College Football: Catawba 42, Brevard 37

Published 4:47 pm Sunday, October 26, 2014

SALISBURY — Catawba’s first possession Saturday produced a tone-setting scoring drive — nine power running plays on 10 snaps, with 5-foot-8 ball of muscle Trey Mashore carrying eight times.

“I’d make a handoff, carry out my fake and I’d turn and see Brevard’s defensive linemen getting driven 10 yards downfield and Trey weaving in and out of them,” Catawba quarterback Mike Sheehan said. “Our offensive line was getting tremendous push.”

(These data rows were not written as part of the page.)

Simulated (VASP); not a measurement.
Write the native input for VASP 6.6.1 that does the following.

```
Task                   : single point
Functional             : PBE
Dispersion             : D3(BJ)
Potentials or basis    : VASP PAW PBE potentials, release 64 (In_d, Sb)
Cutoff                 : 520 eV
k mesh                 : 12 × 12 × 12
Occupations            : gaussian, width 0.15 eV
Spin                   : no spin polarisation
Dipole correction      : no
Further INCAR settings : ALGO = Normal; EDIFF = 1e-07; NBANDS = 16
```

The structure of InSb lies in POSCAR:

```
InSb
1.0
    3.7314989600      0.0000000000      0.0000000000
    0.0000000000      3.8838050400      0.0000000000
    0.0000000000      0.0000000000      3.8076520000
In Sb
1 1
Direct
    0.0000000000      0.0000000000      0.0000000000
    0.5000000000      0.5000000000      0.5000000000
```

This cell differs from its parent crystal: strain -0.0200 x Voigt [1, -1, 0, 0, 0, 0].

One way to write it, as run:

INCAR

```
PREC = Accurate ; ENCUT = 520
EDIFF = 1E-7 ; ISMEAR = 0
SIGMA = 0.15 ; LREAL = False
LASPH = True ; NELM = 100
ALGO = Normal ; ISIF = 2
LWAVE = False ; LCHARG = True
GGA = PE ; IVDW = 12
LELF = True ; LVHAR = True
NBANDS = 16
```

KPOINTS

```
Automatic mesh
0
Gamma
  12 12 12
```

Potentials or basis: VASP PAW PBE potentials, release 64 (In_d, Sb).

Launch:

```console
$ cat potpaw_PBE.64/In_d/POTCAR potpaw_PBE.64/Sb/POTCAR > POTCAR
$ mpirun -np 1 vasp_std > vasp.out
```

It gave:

Mashore, a senior who starred at West Rowan, enjoyed a career day with 120 rushing yards on 16 carries and 172 kickoff-return yards. Catawba needed all of it to post a 42-37 win against Brevard.

“We talked all week about establishing the run and taking the fight to Brevard, and that’s what we did,” Mashore said. “Brevard’s offense is very hard to stop. We knew we weren’t going to get as many possessions as usual, so we had to make them all count.”

The Indians’ offensive line unofficially had a career day. Besides Mashore’s huge outing, David Burgess produced 137 yards on 19 carries.

“Our running backs were awesome,” Catawba center Taylor Fender said. “Every possession was critical today and we knew we couldn’t afford to sputter much. The gameplan was to be the more physical team. We ran with that.

Homecoming at Shuford Stadium was happy, but barely. Catawba fans couldn’t breathe a sigh of relief until Brevard couldn’t move after taking possession at its 20-yard line with 1 minute, 37 seconds remaining.

The scouting report on Brevard was accurate. The Tornados (0-8, 0-5 SAC) have trouble stopping people, but their triple-option offense is clock-eating and efficient. Fullback Jordan Ollis, a 230-pound tank, bulled for 125 yards on 24 carries.

“Brevard’s lowest offensive output this season is 21 points and they scored 42 against Carson-Newman,” Catawba head coach Curtis Walker said. “We knew we had to play very well on offense. We knew we’d have to score a lot to win.”

Catawba’s defense was led by true freshman linebacker Michael Peppers, who made 14 stops. Senior LB Jason Taylor had nine tackles.

Sheehan, the SAC’s leading passer, got back on track after a five-pick day at Wingate and a decent performance at UNC Pembroke. He was a perfect 13-for-13 passing for 157 yards and two TDs and he added three short rushing TDs.

“We got out of our offensive rut,” Sheehan said. “We were running the ball so well that it gave me a lot of time to throw. We didn’t have many negative plays,”

Catawba (5-3, 3-2 SAC) led 14-0 after nine minutes, but Brevard tied it on an 11-yard run by Kelvin Jeter and a surprise pass play — the Tornados completed only two passes — for a 51-yard score.

Sheehan hit a wide-open Burgess for a 53-yard TD and found leaping tight end Tyler Hamilton in the right corner of the end zone for a TD with 25 seconds left in the half for a 28-21 lead at the break.

Brevard scrapped within 28-24 in the third quarter, but the Indians answered with a scoring drive that Burgess finished from the 1-yard line.

“One of the things that’s going to show up on film was great blocking by our wide receivers on the edge,” Walker said. “Jason Williams made great blocks.”

Catawba had its chances to put the game away twice in the second half, but a roughing the passer penalty and a roughing the kicker flag extended Brevard possessions.

“When we finally got them stopped, we made mistakes that helped them keep the ball,” Walker said. “We had some learning lessons today. Fortunately, we were able to learn in a win.”

The defining moment came shortly after Brevard QB Tanner Wright scored on a 1-yard run with 10:14 remaining to cut Catawba’s lead to 35-31. Mashore fielded the ensuing kickoff at the Catawba 20 and enhanced his dazzling day with a darting 52-yard runback to the Brevard 28.

“We blocked that return just it the way we practiced it,” Mashore said. “I hit the lane hard and it opened up.”

Mashore’s return paved the way for another physical touchdown. Mashore got 15 tough yards on three carries as the Indians pounded the ball to the end zone to lead 42-31 with 8:02 left.

Brevard pushed for one more TD — taking advantage of that roughing the kicker penalty on a fourth-and-15 punt — but the clock and the lack of a passing game proved too much for the Tornados to overcome.

“We kept some of our season goals alive today,” a relieved Walker said.